Biz Stone said something very clearly and concisely that defines the way tech is funded these days. He says if he can't figure out an app in a minute, he moves on. That's both true, and is a huge problem. (And I thank him for saying it so clearly because it gives me something to respond to.)
Yes there are products that can be understood in a minute, and I use some of them, so there's nothing wrong with having simple products that don't do much. But general-purpose tools that turn creativity into usable results aren't like that. Even entertainment isn't like that.
An example. I tried three or four times to get into Game of Thrones, the great HBO series, by watching the first episode. I found it confusing and hard to understand. I'd stick with it for ten or fifteen minutes, and give up. But I kept hearing how much people loved it. So I persevered. On the fourth or fifth try I made it through the first episode. And then the second, and then I was on my way to a binge that took me through all thirty episodes, not just once, but twice. And now I'm reading the books.

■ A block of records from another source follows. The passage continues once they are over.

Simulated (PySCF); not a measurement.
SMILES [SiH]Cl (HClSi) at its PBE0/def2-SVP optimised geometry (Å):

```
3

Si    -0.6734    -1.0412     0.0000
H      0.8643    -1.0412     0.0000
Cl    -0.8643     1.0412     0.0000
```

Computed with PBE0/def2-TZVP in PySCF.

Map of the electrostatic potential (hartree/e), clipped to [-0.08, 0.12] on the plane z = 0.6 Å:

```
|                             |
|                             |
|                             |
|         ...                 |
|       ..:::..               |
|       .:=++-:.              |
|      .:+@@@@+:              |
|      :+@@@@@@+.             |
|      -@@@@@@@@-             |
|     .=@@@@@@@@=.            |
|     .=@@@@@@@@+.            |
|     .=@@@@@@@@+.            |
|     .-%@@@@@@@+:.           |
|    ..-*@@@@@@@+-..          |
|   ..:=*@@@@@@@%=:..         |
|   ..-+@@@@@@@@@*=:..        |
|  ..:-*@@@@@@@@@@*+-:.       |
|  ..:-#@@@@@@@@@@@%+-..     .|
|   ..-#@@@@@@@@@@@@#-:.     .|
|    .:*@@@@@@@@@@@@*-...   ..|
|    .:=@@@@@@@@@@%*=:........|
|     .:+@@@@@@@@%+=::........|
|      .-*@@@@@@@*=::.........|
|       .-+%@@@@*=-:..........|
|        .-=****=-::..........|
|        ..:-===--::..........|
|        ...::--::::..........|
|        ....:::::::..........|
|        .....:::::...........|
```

And that's just entertainment.
I remember when I first saw a spreadsheet and the magic of recalc. But it took months for me to become proficient spreadsheet user. And when I saw a serious user of VisiCalc, I knew I'd never get that far into it. But I was blown away that there was so much depth to it.
Even Twitter required more than one approach for me to understand how useful it was. And I'm sure that's what Stone was thinking of. Twitter is not trivial and it can't be understood in a minute, but it's still very valuable.
Even so, what he says is true. I sent my ten steps to first post list to a VC friend. But clearly after the first step (which was go to fargo.io) he ditched the list, and made it up himself, and never got to first post. Now that would be fine if VCs weren't the gatekeepers, but they are. And that limits the products they fund to things that are understandable by fumbling around for a minute or so.
Why does it matter? Well, software is, in every way, the leading edge of technology. If we limit the edge to simple ideas, ideas as simple as an advertisement, what chance do we have of solving the massive problems we face? Many of those problems are technological in nature, and require thought and organization. Tools that tackle those problems can be pretty simple, but not so simple that they pass The Biz Test.
I know Biz is a good guy, and he wants to work on the vexing problems of our day, but to do that we need to empower people with deep tools that leverage their intellect. Sure, let's have easy feature-based products. But let's also build tools that are capable of helping augment our intellect so we can tackle the really big problems we face.